When I was in early sobriety, I heard people talking about a ‘fluffy pink cloud’. It’s that high that recovering alcoholics get when they’ve put down the bottle and life appears to be falling back into place again – you feel excited about waking up in the morning, and full of hope for the days and weeks ahead (or at least not as full of fear as before). Not everybody goes through this, but I did. It started when I was a few weeks sober, and carried on for a good few months. In that time, I felt alive again. I sang songs in my head as I waited for the bus to to to work, and I looked forward to the weekends where I would drink tea instead of vodka and chat with fellow recovering alcoholics, safe in the knowledge that I had found my tribe. Life was safe again, and I relished every moment, absorbing the goodness and joy in the world around me.
There is also a saying in Alcoholics Anonymous: this too shall pass.
And pass it did. The fluffy pink cloud doesn’t last forever, and it can be a double-edged sword. Whilst it is there, it can help you stay sober, to stay away from the booze one day at a time, but there will come a time when it starts to disperse and everyday life just becomes everyday life, in all its grey, tedious and worrisome glory. And that is when the real work of staying sober begins.
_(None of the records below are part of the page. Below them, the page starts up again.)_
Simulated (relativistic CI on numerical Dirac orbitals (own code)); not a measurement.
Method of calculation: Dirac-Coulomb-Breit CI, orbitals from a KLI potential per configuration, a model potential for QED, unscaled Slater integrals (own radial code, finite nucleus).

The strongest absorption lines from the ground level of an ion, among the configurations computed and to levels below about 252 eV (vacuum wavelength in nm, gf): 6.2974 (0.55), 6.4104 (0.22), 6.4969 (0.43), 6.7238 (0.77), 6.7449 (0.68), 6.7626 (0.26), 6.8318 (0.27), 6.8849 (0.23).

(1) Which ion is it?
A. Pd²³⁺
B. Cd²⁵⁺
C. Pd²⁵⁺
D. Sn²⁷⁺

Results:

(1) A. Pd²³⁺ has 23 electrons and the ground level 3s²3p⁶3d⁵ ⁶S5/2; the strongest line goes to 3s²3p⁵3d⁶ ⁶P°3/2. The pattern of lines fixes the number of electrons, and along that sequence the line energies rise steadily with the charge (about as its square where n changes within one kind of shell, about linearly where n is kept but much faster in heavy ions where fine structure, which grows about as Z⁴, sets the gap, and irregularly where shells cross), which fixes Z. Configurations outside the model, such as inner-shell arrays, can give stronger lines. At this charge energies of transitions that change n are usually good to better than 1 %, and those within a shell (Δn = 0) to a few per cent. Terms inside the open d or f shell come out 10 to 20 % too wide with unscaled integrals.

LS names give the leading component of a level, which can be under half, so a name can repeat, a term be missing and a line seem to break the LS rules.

But fluffy pink clouds exist everywhere; they are not exclusive to recovering alcoholics (although I do wonder whether there is something inherent deep in many of our personalities that makes us more prone to them than most).
in my life, I experience many fluffy pink clouds, but the biggest and most glorious of all of them is that high I get when I am writing something I love, something I didn’t realise I was capable of. I had it for months when I was writing the first draft of my memoir. I expect I wouldn’t have written it if I hadn’t experienced that high. It’s like a kind of higher power that helps you to believe in yourself, that helps you to plough on and get the job done when the harsh realities of the publishing world and a lack of belief quite frankly would have had you give up at the first hurdle. Fluffy pink clouds are the magic that gets you to the other side without giving up.
And when you’ve got so far, you’re less likely to give up (and that’s the point you need to prop your dreams up with the scaffolding of determination and editing tools).
I’m floating on a fluffy pink cloud at the moment. For years, I thought I couldn’t write fiction. I thought that maybe I just didn’t have the right imagination. Because despite the characters and stories I told myself in my head, they all just seemed to fall apart whenever I tried to get them down on the page. Somehow all the stories I started went the same way. It was almost as if I was trying too hard. So I gave up, and resigned myself to the fact that I couldn’t write fiction. No problem, I told myself. I’ll just stick to non-fiction. I mean, I’ve written a memoir. Maybe I could write another? But when I went back to the memoir drawing board, I just kept going over the same old stories again. All roads led back to stories I’d already written.
Now, I guess this is an issue for a lot of writers. You have something you want to say, and you just keep finding different ways to say it. A lot of writers have themes they keep on going back to. So, I had to find out what the things were I wanted to say, and then it would be easy, right?
Sort of. It still took me many, many attempts to get anywhere with fiction though. I wanted to write about addiction, about teenagers, about sex, about families, and I also wanted to write a damn good comedy. And I was attempting to write about all of these things in one book. It just wasn’t going to happen – too much pressure. And I was still trying to write for myself, which was fine for the memoir (to an extent), but what I really needed to do was to branch out and think about audience more.
As soon as I took myself out of the equation, I started to think more objectively about story structure and character arcs, and it was through my reading about the Snowflake method, and authors such as K. M. Weiland and Roz Morris, that I finally had a breakthrough. One night before I went to sleep, I thought out a very sketchy plot involving teenagers, female friendships, absent families and issues surrounding sexual consent. It wasn’t a comedy (alas, I shall come back to The Library Letters when I’ve finished), but I had a few characters I thought I could try to mould. It was perfect. I began writing a brief synopsis and plot the next day, and to my amazement, it didn’t sound trite, like every other attempt I’d ever made at writing fiction.
The plot’s evolved slightly since then, but my passion for the book is still as strong as ever. I’m up to 12,888 words now, and somehow I know this time it’s different. It might be the fluffy pink cloud talking, but I don’t care. It’s helped me to break through the barrier.
I expect the fluffy pink cloud will go pop when I get to around twenty or thirty thousand words (see Emma Darwin’s blog post about the twenty thousand word doldrums here), but for now I’m just enjoying the ride.